November 21, 2016
I’ve found a great article on Horselistening regarding your riding routine and how to mix things up. Let’s face it, we all get stuck in the same routine sometimes, and we don’t want our horse to get bored (or bore ourselves!) practising the same routine over and over. So I’d like to share the excellent advise given with everyone here. I know what I’ll be throwing into my riding session tomorrow..
Developing A Routine
To be sure, there is something to be said for developing a routine in your daily rides. Both you and your horse can feel assured that your ride will be within your means, comfortable and enjoyable. Riding in a routine can give you opportunity to fine tune your skills. You can work from a place of confidence and emanate that feeling to your horse.
Routine allows you to become predictable with your requests. This in turn will earn your horse's trust in you, the riding session and his overall riding experience. Developing a solid, predictable routine will help your horse (and yourself) especially if:
You can earn trust by being a predictable rider. If you can ride with consistency, your horse will begin to know what is coming next. In many situations, there is nothing better than able to predict what is going to happen. This way, your horse will not associate scary, uncomfortable or distressing feelings to you and your ride.
Routine can promote confidence from your horse (which will, in turn, develop your confidence in your horse), allowing both of you to know that you're working together as a team. You boost each other up, you develop mutual strengths.
If you ride consistently enough, your horse may even begin to help. He may take more initiative and anticipate the next movement, or to maintain the gait until you do something else. You won't have to set up the conditions as much and enjoy the ride more. There is something positive about letting the horse take more responsibility in the movements of the ride.
But there is a time when things become too routine.
There will come a time when you want to challenge yourself into new frontiers. Let's face it. Doing the same thing, being predictable, and sticking to a routine - permanently - might also have a few drawbacks.

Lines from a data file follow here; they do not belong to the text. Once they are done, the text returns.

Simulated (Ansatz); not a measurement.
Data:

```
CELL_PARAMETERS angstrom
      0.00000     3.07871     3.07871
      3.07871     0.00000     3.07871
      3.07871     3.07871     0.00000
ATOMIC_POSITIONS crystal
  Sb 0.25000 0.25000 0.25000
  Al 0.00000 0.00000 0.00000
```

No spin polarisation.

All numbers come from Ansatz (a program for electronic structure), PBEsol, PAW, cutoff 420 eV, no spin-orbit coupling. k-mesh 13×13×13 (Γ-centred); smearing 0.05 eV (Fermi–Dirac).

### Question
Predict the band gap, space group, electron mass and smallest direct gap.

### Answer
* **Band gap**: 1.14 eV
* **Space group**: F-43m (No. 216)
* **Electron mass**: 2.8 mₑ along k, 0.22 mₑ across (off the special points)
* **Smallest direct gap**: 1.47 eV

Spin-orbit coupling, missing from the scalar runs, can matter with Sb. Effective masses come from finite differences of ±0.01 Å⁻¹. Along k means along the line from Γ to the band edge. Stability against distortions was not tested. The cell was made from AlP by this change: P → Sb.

Here's how you keep things interesting. Stepping out of your comfort-zone can be nerve-wrecking at times, but it can also be invigorating. Being less predictable encourages you and your horse to become more tuned into each other. It also allows you to try things you don't normally do.
Do the regular routine ride, but throw in a few pop quizzes! It's ok to create a little challenge every now and then to see where you're at. It also gives your horse a chance to come out of his routine-induced snooze!
Change It Up!
Do something completely off-topic. If you've been working on transitions, switch it up and go for a 2 minute canter around the ring! Or conversely, work on developing your turn on the haunches after a stretch of steady movement.
Essentially, do something you haven't done in a while. Get creative. Push you and your horse out of your comfort zone - even for just a few minutes. Try something from another discipline! If you rarely do pole work, get that pole out and try a sidepass in each direction! Or if your routinely do the sidepass, put that pole higher and go for a small jump!
Do something that will completely take you out of your established zone. Let you and your horse deal with a little bit of discomfort or insecurity. You can always go back to your routine work and re-establish your sense of comfort.
That pop quiz will help in more ways than one. Aside from the obvious skill development, it will also help you and your horse develop a deeper sense of focus. You'll have to communicate at a higher level because of the unfamiliarity of the pop quiz movement. The sense of togetherness (or "tuning in" to each other) will also be improved as you try something new.
Timing Is Everything
Use the pop quiz when your horse least expects it. Spread it out - do something after your first warm-up. Do something different after your main lesson part of the ride. And save one for the end as well - after you've cooled down! Maybe after you've walked for the last 5 minutes, shorten your reins and go for a quick "canter-walk-canter in the new lead - walk" transition sequence - on a straight line!
Then call it a day.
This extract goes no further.